Tuesday, April 16, 2013

Going Back In Time - Thetis Island Memories

This past Sunday was a bit like going back in time for Robyn and I as we joined the SISKA Energizer Paddle from Chemainus to Thetis Island. It was only a few weeks back that we did a similar trip with the Nanaimo Paddlers around the neighbouring Penelakut Island. Of course we also spent a lot of time on Thetis Island when her parents used to have places there.

Normally SISKA paddles are not held this far away from the waters of Victoria and this one was also longer in distance than most as well. Led by our Paddle Leader (Reale Emond) who like Robyn and I and others on the paddle, she is also is a member of the Nanaimo Paddlers so it kinda was like an inter-club paddle.

After a few days of stormy April weather the folks at Environment Canada sure nailed a good day for this outing. It doesn't get much better than 5 to 15 variable with a mix of sun and cloud. Come to think of it, Robyn and I haven't missed a paddle yet due to the weather exceeding the paddle guidelines. We must have weather karma or something.  :-)

Hard to believe that Saturday was a mix of wind and hail storms around Vancouver Island. Sunday was perfect!

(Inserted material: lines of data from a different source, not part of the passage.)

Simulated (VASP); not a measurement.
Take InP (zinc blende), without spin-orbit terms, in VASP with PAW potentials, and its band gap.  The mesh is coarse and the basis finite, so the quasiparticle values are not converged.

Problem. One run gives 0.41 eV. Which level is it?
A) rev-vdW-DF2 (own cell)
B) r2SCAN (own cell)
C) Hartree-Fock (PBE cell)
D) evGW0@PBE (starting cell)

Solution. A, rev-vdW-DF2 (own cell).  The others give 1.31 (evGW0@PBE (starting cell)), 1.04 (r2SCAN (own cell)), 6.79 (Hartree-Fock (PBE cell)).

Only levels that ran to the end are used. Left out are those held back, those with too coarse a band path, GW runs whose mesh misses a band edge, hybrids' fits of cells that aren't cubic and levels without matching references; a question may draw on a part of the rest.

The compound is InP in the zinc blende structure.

Our group of 16 gathered at the Kinsman Park beach in Chemainus and prepared for 15.5 nm day ahead of us. There were such an assortment of kayaks being used this day from the usual touring kayaks (Current Designs, Delta, Wilderness, Pilgrim and others), a few greenland Tahe's and a couple of rotomold plastics like a Wilderness and my P&H Delphin 155.

I really debated taking the Delphin on such a long trip as I thought it might not be as comfortable as my Delta Expedition 15.5. Keeping in mind that I will be using the Delphin a lot over the next month in bigger conditions, I decided to see how it would impact my body.

Departing right on time at 10:00am the group made the 6 km (3.24 nm) crossing of Stuart Channel. Nearing Alarm Rock, Robyn and I decided to sprint ahead of the group so that we could get some pictures of them rounding the marker buoy.

Chemainus in the distance, the group reaches Alarm Rock and heads towards Telegraph Harbour
We paddled through Telegraph Harbour just after a Tofino Air deHavilland Beaver took off past us. I had a little smile on my face as she flew by as I had just been putting the finishing touches on some Beaver windshields that I made this past week at work. :-)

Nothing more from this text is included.